THE TURMOIL in global financial markets caused by the widespread failure of sub-prime loans in the United States leaves one wondering: what would happen if just a small proportion of the £1.25 trillion in consumer debt that we in the UK owe on credit cards, mortgages, and loans were suddenly called in?
And while most Christians maintain that charging too much interest is unacceptable, the Church Commissioners, like most of us, are at their happiest when the returns on their loans — in the form of investments — are being maximised.
How you feel about debt depends a great deal on whether you identify with the lender or with the recipient. Many a sermon has been preached using the parable of the talents as a justification for getting a premium. But some poorer churches have a different reading: the lender is a ruthless absentee landlord, only interested in financial gain, who puts to death both the servant and his family for failing to deliver a return on his money. It is unlikely, therefore, that he represents Jesus. The story is a warning against lending for profit.

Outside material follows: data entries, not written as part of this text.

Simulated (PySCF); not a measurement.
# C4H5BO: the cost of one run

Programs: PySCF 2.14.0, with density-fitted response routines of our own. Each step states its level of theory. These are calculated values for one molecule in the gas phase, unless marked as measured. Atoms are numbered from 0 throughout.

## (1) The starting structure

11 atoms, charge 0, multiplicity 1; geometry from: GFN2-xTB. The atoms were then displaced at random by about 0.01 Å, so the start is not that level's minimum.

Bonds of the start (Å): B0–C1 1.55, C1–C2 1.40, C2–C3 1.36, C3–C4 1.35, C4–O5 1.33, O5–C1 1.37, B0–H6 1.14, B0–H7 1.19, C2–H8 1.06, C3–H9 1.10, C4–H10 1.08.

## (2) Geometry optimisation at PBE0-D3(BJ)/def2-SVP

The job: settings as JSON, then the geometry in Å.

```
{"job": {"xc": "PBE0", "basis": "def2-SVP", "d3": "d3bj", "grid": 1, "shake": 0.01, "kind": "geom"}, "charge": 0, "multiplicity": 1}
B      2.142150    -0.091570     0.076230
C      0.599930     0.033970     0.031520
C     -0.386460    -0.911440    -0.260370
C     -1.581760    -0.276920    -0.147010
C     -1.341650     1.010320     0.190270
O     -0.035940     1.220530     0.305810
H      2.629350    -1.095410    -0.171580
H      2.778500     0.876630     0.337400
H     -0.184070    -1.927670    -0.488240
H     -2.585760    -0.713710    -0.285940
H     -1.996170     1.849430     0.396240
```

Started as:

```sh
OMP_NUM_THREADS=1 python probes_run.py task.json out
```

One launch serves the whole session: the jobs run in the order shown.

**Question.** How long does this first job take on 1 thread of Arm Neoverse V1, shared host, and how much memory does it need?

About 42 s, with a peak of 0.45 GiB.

The Gospels are all about freely giving, having freely received. At Pentecost, the great driver of growth was co-operation, not competition. So, in the current climate, the Church could have something special to offer — if it is brave enough to do so.
Often found at the margins, and in less affluent parts of Christianity, is a rich tradition of alternative economic models on which to draw. Co-operative housing, credit unions, investment, pension, and insurance schemes from monasticism to early Methodism suggest that there are alternatives where money can be lent not for profit, but for the good of the recipient. Risk could therefore be carried by communities rather than individuals, and vulnerability would be limited.
Sadly, however, the idea that success means a decent return for a cash loan often remains unquestioned, even in our churches. Indeed, it has steadily replaced other methods of economic organisation — and not always to good effect.
State pensions, for example, were set up so that the working population paid directly for the retirement costs of others. But low birth rates, a declining workforce, and increasing longevity led many instead to the stock market and private pensions.
In the United States, although more than 1.2 million families live in property occupied through co-operative associations, in the drive for home ownership sub-prime mortgages were offered to those who found it hard to obtain credit. Because those who took them out were, by definition, in a vulnerable (sub-prime) financial position, higher rates of interest were charged to reward the lenders for their entrepreneurial daring.
But, now that the FTSE is more than 1000 points lower than eight years ago, and apparently about to become a bear market, private pensions do not look as if they will deliver for the last years of many people’s lives. And, in addition to those who already have, or who will, lose their homes, we are all now suffering the effects of the sub-prime gamble that has sent the global economy on a downward trajectory.
Perhaps now is the time for all of us to reassess whether wise stewardship is really about the pursuit of profit or more about the protection of the financially vulnerable.